By Woodrow Carroll
The recent passing of baseball legend Hank Aaron certainly stirred the memory. As a youngster who grew up a fan of the Chicago White Sox and Milwaukee Braves, it was Hank Aaron, along with Warren Spahn and Eddie Mathews, who largely imprinted the Milwaukee Braves on my memory banks.
With all due respect to Major League Baseball teams such as the Atlanta Braves and Milwaukee Brewers, it was the Braves in Milwaukee who recorded my firmest memory. The Milwaukee Braves, in spite of a winning record all 13 seasons of their existence in Wisconsin, 1953-1965, and a World Series conquest in 1957, pulled up stakes after the 1965 season and went to Atlanta.
Reading about the passing of Aaron and a host of baseball legends in recent months engaged memories. The end result was a mix of the fond and unusual.
The first Major League Baseball game I attended was in 1951 at Comiskey Park in Chicago.
A callow youth of nine years at the time, the game was a fond memory, although one’s recall can be tricky.
It would have been easier for my father to take me to Wrigley Field, however, the Cubs had no lights and a night game was really the only option in Summer 1951.
The White Sox were playing host to the New York Yankees who were clearly the premier team in baseball at the time, having won the World Series the previous two years and were to win it again in that season, and again in both 1952 and 1953.
Can’t prove it, but, I suspect it was a Friday night game and there was a large crowd for sure. Detective work makes it in June, July or August, given that school had to be out at the time.
The first Major League Baseball home run at a game I attended was hit by MLB’s 100-year old man Eddie Robinson. Today, Robinson is the major’s oldest living ex-player, having turned 100 December 15, 2020. If not a Hall-of-Fame candidate, Robinson was no slouch! A four-time All-Star, Game selection, Robinson played for seven of the eight American League teams while he was active. He missed only the Boston Red Sox. Robinson played for both the Philadelphia Athletics and Kansas City Athletics.
Robinson was playing for the White Sox in 1951 and his round-tripper gave Sox the early lead. That early White Sox advantage did not hold up. The Yankees did rally to win.
The best known player that evening on either team was Joe DiMaggio.
Having broken in with the 1936 Yankees playing with Lou Gehrig, DiMaggio was in what was to be his final season in Major League Baseball. Other than viewing a future Hall-of-Fame member, my DiMaggio memory was not memorable.
Minnie Minoso was a very good memory in 1951. The White Sox broke the color barrier with Minoso and the franchise was on an upward trajectory. From 1951 through 1967 Sox produced a team with a winning won-loss record each season. At bat or on the base, Minoso drew attention.

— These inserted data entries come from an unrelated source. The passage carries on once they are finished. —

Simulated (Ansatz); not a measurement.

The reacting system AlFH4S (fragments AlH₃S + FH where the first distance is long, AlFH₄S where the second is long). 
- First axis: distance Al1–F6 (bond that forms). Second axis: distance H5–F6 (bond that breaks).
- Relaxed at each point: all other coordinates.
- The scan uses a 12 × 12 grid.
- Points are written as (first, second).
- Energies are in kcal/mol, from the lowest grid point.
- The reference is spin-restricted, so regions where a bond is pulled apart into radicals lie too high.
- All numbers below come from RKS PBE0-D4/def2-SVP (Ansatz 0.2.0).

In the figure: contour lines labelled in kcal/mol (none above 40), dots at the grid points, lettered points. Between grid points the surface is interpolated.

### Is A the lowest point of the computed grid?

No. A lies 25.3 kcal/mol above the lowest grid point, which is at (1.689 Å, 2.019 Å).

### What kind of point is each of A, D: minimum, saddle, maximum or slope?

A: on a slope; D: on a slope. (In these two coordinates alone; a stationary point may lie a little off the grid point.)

At the time fans could get a four-page fold-over scorecard that came with a pencil. Sadly, an item I did not keep. I know I kept line by line score in the game for a time. But, left in the later innings. Mickey Mantle was a rookie in 1951 with the Yankees, however, no memory of Mantle is there.
The White Sox roared out of the gate in 1951 and led the eight-team American League until the all-star game in July. Then, reality and Yankees’ talent struck! A fourth-place finish was the Sox’ fate,
One memory exists: Food! A customer did not get a hot dog back then, it was a red hot which most called the hot dog. The vendor might come around, or you grabbed a bite at a food stand. A red hot, a soft drink, and bag of salted-in-the-shell peanuts. It is something worth recalling.